[Buddha-l] Sabba Sutta

Jayarava jayarava at yahoo.com
Tue Nov 25 11:29:54 MST 2008


Richard, I'm exploring the use to which the Sabba Sutta has been put and our friend Kalupahana has made much of it. I've found your "Gotama Buddha and Religious Pluralism", J. of Religious Pluralism 1:65-96 (1991), in which you critique the view that he justifies using the Sabba Sutta.

In his 1976 book - Buddhist Philosophy - Kalupahana includes an appendix on epistemology in which he makes the case that the Buddha's empiricism was similar to the Positivist rejection of metaphysics. You argue that other views expressed by the Buddha - largely value judgements - run counter to the spirit of Positivism. The context is a discussion of the Buddha's silence, and it seems that your pointing out the Buddha's own answer is a killer argument. However I have a question.

You write "Wisdom consists in the ability to discriminate those actions of the body, speech and thought that are competent from those that are not. But such discrimination is a matter of judgement, and judgement necessarily goes beyond any knowledge that can be acquired immediately through the senses". p.8 (you miss this bit out in your Appreciation of Nagarjuna which largely repeats the argument p.358 f.).

I read Kalupahana as including the mind sense in his empiricism. Surely discrimination is a function of, and wisdom is acquired through, the mind sense? Doesn't this contradict what you are saying?
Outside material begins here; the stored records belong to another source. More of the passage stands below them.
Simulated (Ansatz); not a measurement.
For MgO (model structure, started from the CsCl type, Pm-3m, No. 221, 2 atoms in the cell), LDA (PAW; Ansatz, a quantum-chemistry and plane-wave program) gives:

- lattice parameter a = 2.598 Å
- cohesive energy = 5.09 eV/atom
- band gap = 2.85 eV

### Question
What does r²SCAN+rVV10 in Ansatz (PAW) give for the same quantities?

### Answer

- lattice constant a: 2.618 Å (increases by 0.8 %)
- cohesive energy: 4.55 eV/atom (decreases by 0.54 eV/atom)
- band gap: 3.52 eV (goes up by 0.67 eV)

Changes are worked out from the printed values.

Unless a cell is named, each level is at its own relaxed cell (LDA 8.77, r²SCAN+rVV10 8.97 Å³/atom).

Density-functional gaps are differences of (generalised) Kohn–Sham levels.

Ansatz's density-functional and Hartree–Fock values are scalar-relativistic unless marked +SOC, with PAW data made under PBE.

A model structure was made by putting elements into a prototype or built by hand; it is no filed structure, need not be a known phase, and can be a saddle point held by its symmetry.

Kalupahana has of course rewritten that book - A History of Buddhist Philosophy, 1992 -  and has dropped that appendix and the reference to Positivism. However he retains the view that the physical senses and the mind are the only possible sources of knowledge (here of course he cites the Sabba Sutta). He insists that Insight/Wisdom cannot be completely divorced from the senses (he again includes the mind I think). (p.112)

Have you an opinion on Kalupahana's newer version of the Buddha's empiricism?  

Do we, from an early Buddhist point of view, have sources of knowledge other than the physical senses and the mind?